This position not only differs from the decisions of the AAR in the matters of In re: Fidelity Series VIII and In re: General Electric Pension Trust, but also appears to digress from the soon to be finalized draft instructions issued by the Central Board of Direct Taxes (“CBDT”) on the various factors that would be determinative of the nature of income from trading in shares as ‘income from business’. This is surprising given that the structure and method of operation of the Fidelity entities in these cases was substantially similar to that followed by the applicants in the earlier cases, in respect of which the AAR had held that income from transacting in securities on a frequent basis would be business income. This new decision appears to deviate from various classic judgments, including decisions of the Supreme Court.
Although an advance ruling is binding only on the tax department and the applicant in the matter, the decisions of the AAR no doubt have persuasive value in all other similar cases. The tax department is likely to use this new decision of the AAR to revisit the tax treatment of the income of all FIIs. The AAR had so far taken into account the volume and frequency of trade, manner and method of operation, etc and ruled that the income of FIIs being its ‘business income’ would not be taxable in India in the absence of a permanent establishment (“PE”) under the applicable tax treaty. As a result, FIIs, especially from treaty countries such as the USA were not taxable in India in the absence of a PE. This has apparently changed.

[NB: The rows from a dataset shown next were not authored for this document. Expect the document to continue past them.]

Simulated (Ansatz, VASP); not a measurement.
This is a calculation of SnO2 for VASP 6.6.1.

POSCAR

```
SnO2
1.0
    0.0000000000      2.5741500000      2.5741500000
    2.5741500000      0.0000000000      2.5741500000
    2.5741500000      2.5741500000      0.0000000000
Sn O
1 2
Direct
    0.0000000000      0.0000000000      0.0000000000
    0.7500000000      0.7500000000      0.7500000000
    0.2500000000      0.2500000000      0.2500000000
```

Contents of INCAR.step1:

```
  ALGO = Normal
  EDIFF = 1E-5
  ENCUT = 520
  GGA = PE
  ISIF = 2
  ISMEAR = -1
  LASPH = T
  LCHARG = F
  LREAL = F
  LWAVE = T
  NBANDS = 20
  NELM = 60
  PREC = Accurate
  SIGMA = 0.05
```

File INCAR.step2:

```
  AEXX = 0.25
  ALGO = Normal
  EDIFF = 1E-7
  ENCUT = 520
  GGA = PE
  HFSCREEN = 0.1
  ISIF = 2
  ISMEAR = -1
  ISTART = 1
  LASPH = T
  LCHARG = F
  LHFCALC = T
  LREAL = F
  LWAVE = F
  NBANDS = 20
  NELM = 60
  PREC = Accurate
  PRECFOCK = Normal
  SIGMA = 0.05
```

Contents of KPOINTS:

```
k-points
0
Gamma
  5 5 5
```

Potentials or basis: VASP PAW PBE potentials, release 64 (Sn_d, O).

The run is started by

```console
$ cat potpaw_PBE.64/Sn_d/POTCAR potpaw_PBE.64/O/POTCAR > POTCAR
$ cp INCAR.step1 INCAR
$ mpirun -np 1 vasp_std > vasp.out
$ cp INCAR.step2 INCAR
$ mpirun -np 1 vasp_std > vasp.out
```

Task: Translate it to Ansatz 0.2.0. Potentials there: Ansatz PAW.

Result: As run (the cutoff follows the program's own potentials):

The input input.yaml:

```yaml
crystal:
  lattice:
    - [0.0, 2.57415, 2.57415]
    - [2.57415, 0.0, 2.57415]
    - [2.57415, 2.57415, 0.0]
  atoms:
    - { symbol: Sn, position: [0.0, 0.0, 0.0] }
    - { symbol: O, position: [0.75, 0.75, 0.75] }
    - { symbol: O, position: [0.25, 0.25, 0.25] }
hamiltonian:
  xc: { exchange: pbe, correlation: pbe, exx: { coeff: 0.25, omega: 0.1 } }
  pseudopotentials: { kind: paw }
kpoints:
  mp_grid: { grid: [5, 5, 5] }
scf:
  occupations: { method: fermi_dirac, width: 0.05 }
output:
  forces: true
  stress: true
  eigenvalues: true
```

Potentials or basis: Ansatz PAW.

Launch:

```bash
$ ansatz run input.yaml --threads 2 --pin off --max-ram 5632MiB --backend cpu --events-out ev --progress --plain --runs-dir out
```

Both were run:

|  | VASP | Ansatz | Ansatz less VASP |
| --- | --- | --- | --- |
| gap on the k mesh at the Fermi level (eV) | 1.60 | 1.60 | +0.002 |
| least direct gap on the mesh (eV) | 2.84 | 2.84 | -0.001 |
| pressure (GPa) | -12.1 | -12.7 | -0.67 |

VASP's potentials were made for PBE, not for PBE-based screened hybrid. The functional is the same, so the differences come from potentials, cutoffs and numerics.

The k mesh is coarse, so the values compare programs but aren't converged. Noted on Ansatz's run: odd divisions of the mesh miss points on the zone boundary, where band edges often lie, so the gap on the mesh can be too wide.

Now, irrespective of the existence of a PE in India, capital gains from trading in Indian shares would be taxable in India. The FIIs that will not be adversely effected by this ruling are those investing through jurisdictions like Mauritius or Singapore.
While one hopes that this will not unsettle the booming Indian capital markets, it must be noted that the decision is indeed a blow to the ends of stability and certainty in taxation of non-residents; the end with which the AAR had been constituted.